I've been trying to write a monitor program that gets various values on the processes running and makes reports. One of the values that I wanted to monitor was swap usage, so that we can ensure that our swap space doesn't fill up, but I can't seem to get this number (on a per-process basis) from either 'top' or 'ps'.
I've tried everything I can think of. Can anyone tell me how to do this?
On my system, I run top and ps and sum up some of the numbers and I get these:
top vsize within 5% ps vsize: 1.0%
top rss within 5% ps rss: 98.3%
Resident set size: 6.422G
Top vsize: 11.980G
PS vsize: 144.780G
PS size: 88.384G
These are the totals I get from the 'top' header. This (roughly) agrees with the vmstat numbers.
Total Mem used, from top: 7.590G
Total Swap used, from top: 5.233G
Total Virtual Mem used: 12.823G
Now you see the closest thing to matching the total virtual memory above is the top vsize, and maybe I can get swap usage by subtracting top vsize from RSS, but the above was run on RH3. If I run the same script on RH5 (we have RH3 and RH5 machines), I get the following:
top vsize within 5% ps vsize: 99.7%
top rss within 5% ps rss: 97.1%
Resident set size: 5.059G
Top vsize: 84.335G
PS vsize: 84.485G
PS size: 6.357G
Total Mem used, from top: 7.751G
Total Swap used, from top: 0.000G
Total Virtual Mem used: 7.751G
As you can see, now the top vsize is way off.
I also tried subtracting out the shared memory (taken from top), but that only lowered the numbers by less than 5%.
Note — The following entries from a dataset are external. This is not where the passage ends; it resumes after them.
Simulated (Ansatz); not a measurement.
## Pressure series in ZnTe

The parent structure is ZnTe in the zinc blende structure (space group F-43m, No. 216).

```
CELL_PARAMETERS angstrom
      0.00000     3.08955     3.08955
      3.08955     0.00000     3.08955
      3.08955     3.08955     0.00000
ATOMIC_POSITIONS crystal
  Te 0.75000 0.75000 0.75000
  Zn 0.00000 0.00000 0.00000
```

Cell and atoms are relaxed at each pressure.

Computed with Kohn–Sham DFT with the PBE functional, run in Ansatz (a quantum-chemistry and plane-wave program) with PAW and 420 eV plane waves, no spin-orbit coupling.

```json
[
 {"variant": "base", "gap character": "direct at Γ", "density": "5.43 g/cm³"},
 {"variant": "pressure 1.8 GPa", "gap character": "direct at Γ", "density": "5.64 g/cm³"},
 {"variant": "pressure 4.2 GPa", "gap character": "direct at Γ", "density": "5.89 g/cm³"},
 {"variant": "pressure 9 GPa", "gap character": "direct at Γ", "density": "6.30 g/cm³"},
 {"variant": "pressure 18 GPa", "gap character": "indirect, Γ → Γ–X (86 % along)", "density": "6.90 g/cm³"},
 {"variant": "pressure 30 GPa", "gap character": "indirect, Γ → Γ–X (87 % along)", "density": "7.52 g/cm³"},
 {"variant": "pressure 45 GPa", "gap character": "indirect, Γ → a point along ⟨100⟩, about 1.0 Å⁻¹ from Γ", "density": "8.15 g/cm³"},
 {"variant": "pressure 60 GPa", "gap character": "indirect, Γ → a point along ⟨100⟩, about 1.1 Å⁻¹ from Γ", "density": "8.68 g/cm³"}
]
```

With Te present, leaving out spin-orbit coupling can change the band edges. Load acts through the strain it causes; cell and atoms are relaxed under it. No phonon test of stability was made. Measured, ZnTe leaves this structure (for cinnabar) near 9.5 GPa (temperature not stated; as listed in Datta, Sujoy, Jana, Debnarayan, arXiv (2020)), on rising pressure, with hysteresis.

As an aside, the 'ps' manpage documents the 'v' option as giving a virtual memory format, but doesn't document the fields presented. Can anyone tell me what these things mean? MAJFL is the major page fault count, I believe, and RSS is the "resident set size" meaning physical memory used, but what is "DRS"?
$ps v
PID TTY STAT TIME MAJFL TRS DRS RSS %MEM COMMAND
22511 pts/2 Ss 0:00 0 319 17576 3080 0.0 -tcsh
27192 pts/2 R+ 0:00 0 74 8261 728 0.0 ps v
In the meantime, I've tried using the "size" output from ps, since it seems most accurate (see original post), but I've hit a snag in that the number is many times too large for a couple types of processes (wine-preloader and java).
Looking more closely, I found that (under Redhat3, Linux 2.4) /proc/$PID/statm shows the correct vmsize number, while /proc/$PID/statm shows the grossly inflated vmsize number.
Under RH5 (Linux 2.6) both files agree on the inflated number.